On the inside of homes, oak is a popular wood for visible finishings. Sometimes cabinets are made out of a different kind of (cheaper) wood, then the front facings are oak. Oak flooring is also incredibly popular, and often it's even stained to resemble other, more expensive woods (like cherry, walnut or mahogany). In fact, most mahogany flooring sold today in Canada is just white oak wood stained a reddish colour, since international trade treaties have been signed preventing the import of South American tropically-grown mahogany wood into Canada. Since the term "mahogany" doesn't actually apply to any one species of tree (unlike wood from black walnut, white oak, sugar maple, white pine, etc.), that eliminates many options for sourcing mahogany! While I'm sure mahogany is incredibly popular to use for fine furniture and household finishings, South American rain forests are being eliminated at an alarming rate for both the international wood trade, and conversion to the North American style of farming (higher productivity for a few years, but then a drastic decline in productivity due to the low level of nutrients in the soil). By preventing the import of these trees, we are doing our part in attempting to conserve the tropical forests in South America.

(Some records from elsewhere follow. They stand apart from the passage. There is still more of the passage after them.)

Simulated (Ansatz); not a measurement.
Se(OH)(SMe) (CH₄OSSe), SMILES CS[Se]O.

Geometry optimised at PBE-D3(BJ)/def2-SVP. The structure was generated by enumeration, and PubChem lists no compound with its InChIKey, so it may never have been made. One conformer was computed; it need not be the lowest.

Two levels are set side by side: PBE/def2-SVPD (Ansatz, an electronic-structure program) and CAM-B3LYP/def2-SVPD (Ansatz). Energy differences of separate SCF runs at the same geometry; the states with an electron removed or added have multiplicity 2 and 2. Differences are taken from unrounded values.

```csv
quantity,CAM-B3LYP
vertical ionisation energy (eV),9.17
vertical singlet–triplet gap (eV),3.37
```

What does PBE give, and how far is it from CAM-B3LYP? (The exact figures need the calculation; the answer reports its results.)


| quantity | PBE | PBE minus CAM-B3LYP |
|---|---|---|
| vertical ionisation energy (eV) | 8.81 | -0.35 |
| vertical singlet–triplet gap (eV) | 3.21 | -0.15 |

There are some notable famous white oaks across the United States. The first isn't one tree, but actually an entire grove of white oak trees. The USS Constitution is made entirely of white oak, and whenever parts of it need to be replaced they come from a grove of trees called Constitution Grove near Bloomington, Indiana. The states of Connecticut, Maryland and Illinois have all made the white oak their state trees, with one specific oak representing the honorary tree of the state. The Charter Oak in Connecticut is even featured on the back of their state quarter (which I, of course, proudly own since it features a botanical design). The honorary state tree of Maryland, the Wye Oak, was one of the oldest living trees in the United States until it was destroyed in a storm in 2002. In Illinois, they couldn't decide which tree they liked better to serve as their honorary white oak so they picked two; the first is on the front lawn of the governor's house, and the second is in a school yard. The new largest living white oak is the Linden Oak, also located in Maryland.